What To Do About 20,000 High Risk International Students? – Government Policy Making and it’s Important Implications
Based on the most recent publicly-available figures, as of 31 December 2014, there were somewhere in the neighbourhood of 336,502 international students with valid permit in Canada (see: November 2015, IRCC Presentation).
From an internal policy document obtained through Access to Information (“ATIP”), we know that prior to the national launch of the Designated Learning Institution (“DLI”) Compliance Reporting Portal on (“DLI Portal”) on 15 April 2015, Citizenship and Immigration Canada (now “IRCC”) estimated that there were 20,000 students identified as high risk. These were classified as students that were labelled as unknown/no record, no longer enrolled, and academic suspension.
What this mean mathematically, is that around 6% of all study permit holders in Canada were considered high risk as of April 2015.
Glossary of Definitions – International Students
Please see below pdf extract from the same ATIP laying out a glossary of definitions for international students:
As a side note: Interestingly, enough the definition for “full-time” student only requires a student to be registered in 60% or more of the program’s full course load during an academic session with 60% of the course load requiring the student’s physical attendance at the Learning Institution in Canada. It is surprising the specific nature of these definitions is not provided by IRCC on their program delivery guide (see: here)
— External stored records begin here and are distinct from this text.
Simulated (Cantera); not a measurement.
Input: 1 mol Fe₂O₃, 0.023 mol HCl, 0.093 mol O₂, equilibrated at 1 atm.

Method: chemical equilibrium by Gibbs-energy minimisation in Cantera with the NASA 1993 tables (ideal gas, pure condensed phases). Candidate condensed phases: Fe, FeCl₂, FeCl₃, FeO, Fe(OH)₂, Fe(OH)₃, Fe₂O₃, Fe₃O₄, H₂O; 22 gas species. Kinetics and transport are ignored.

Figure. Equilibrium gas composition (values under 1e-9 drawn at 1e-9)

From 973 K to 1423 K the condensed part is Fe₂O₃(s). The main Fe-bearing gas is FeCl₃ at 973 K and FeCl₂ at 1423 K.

What to do with High Risk Students?
In this heavily redacted portion of the ATIP (including 56 pages altogether excluded on the basis that it is information the Government intends to publish shortly), we get a picture of the challenges Government faces when coming up with policy to monitor high-risk students.
The first option proposed (Option 1), appears to be compliance reporting specifically for those high risk students – reviewing GCMS for non-compliant cases and contacting those students to update their enrollment status through MyCIC to provide information that they are enrolled in a Designated Learning Institution (“DLI”).
The proposed ideas was that this would be done before the procedural fairness letter is issued and the case referred, simultaneously reducing the workload for the International Student Program team. Several potential “Cons” were indicated – that direct contact info for the students may not available, that this effort would duplicate the issuance of a procedural fairness letter, and that mass emails may be filtered out by spam blockers.
Option 2 was likely redacted by the ATIP.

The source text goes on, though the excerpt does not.